Go find some youtube videos with auto-captioning. That is the upper-limit on the quality you will get with today's technology.
Good luck.
"First they came for the slanderers and i said nothing."
Based on what I get on my TV when I press the Mute button, they really shouldn't be...
Do not look into laser with remaining eye.
Turns out being able to hear doesn't actually help here.
I have a suggestion of a test for you, to demonstrate why it's impractical at absolute best.
Take ten or so friends to a restaurant. It can be that you're the only patrons there so it's relatively quiet, that's fine. Seat everyone along two sides of a long table, and put a person at each end. Seat yourself in the middle of one of the long sides. Now, as your party is served, attempt to pay attention to all of the conversation going on among the friends. You'll probably find that the friends break into three or four distinct conversations, with some people floating between conversations depending on what's being talked about. Now, in turn, try to focus on or participate in every distinct conversation at the table.
Even as someone with good hearing, this will be a difficult task. With at few as four people it's possible to have two distinct conversations going on in parallel, and with six people it's almost guaranteed to have at least some moments with two simultaneous conversations.
Unless a family operates their dinners with parliamentary rules for who has the floor, it would be almost impossible for software to successfully monitor and differentiate so many speakers, even if the hardware were ideally installed so that each individual speaker could be individually sampled. Fully able-bodied humans struggle with this with years of experience in attempting to sort through the chatter, I don't see how software is going to make it work, and I also don't see how the hearing-impaired individual is going to be able to read to keep up with that many conversations simultaneously in order to really enjoy the experience, while eating.
Do not look into laser with remaining eye.
More fun audio tricks:
Look at each person speaking as you're trying to listen to them, then look at someone else while still trying to follow the same person's conversation. Usually, a few moments after looking away, you'll find the other conversations are more distracting. Your brain is trying to match up what you're hearing with the mouths moving in front of you.
Also, put in one earplug and close your eyes, so you lose spacial awareness. Again, the voices will blend together much more. That's because the brain also uses spacial cues (visual placement, stereo hearing) to separate sound sources.
You do not have a moral or legal right to do absolutely anything you want.
There's no perfect solution, but something that works for 60% might already be better than nothing.

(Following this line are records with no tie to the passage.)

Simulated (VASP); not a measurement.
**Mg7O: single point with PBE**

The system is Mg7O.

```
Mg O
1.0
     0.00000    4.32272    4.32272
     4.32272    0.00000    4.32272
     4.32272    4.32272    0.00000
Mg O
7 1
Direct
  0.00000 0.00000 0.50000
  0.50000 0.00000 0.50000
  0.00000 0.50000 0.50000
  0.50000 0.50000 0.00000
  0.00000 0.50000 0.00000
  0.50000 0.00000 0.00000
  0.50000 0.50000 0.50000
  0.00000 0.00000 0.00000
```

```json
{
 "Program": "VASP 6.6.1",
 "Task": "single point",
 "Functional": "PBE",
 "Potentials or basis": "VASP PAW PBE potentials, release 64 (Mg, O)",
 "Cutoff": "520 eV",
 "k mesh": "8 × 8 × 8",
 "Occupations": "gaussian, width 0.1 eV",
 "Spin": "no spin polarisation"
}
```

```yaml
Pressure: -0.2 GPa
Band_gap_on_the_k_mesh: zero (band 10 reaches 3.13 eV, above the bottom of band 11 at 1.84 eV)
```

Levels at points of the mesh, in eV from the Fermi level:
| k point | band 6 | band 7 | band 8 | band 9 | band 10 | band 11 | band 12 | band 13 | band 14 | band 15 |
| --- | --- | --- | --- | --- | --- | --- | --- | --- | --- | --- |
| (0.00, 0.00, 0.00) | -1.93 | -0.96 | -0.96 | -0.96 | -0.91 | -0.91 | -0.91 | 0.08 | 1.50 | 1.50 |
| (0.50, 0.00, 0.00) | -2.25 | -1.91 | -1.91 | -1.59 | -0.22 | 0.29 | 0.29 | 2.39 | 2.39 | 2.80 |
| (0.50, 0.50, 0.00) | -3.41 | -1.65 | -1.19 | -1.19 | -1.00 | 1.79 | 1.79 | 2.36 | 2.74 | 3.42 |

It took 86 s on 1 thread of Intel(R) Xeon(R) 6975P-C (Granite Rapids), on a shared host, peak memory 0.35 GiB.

I work in the closed captioning industry, and I'd say anything less than 95% accuracy is actually WORSE than nothing. Automatic Speech Recognition (ASR) has no concept of context or situational awareness. The mistakes they make tend to be not in the simple common words and phrases, but concentrated in the nouns, especially proper nouns: names of people, places, companies, products, etc. Even at 80% accuracy, which is quite good for the current best speaker independent ASR systems, you're looking at 2 words out of every 10 being substituted with the wrong word, completely changing the meaning of the phrases. Imagine the chaos if (major news network)'s closed captioning reported some celebrity or politician as saying "I'm not a fan of Jews." when they actually said "I'm not a fan of juice." (Which would be 83% accurate!) Wars have been started for one misheard word out of a thousand; imagine how bad 200 out of 1000 would be.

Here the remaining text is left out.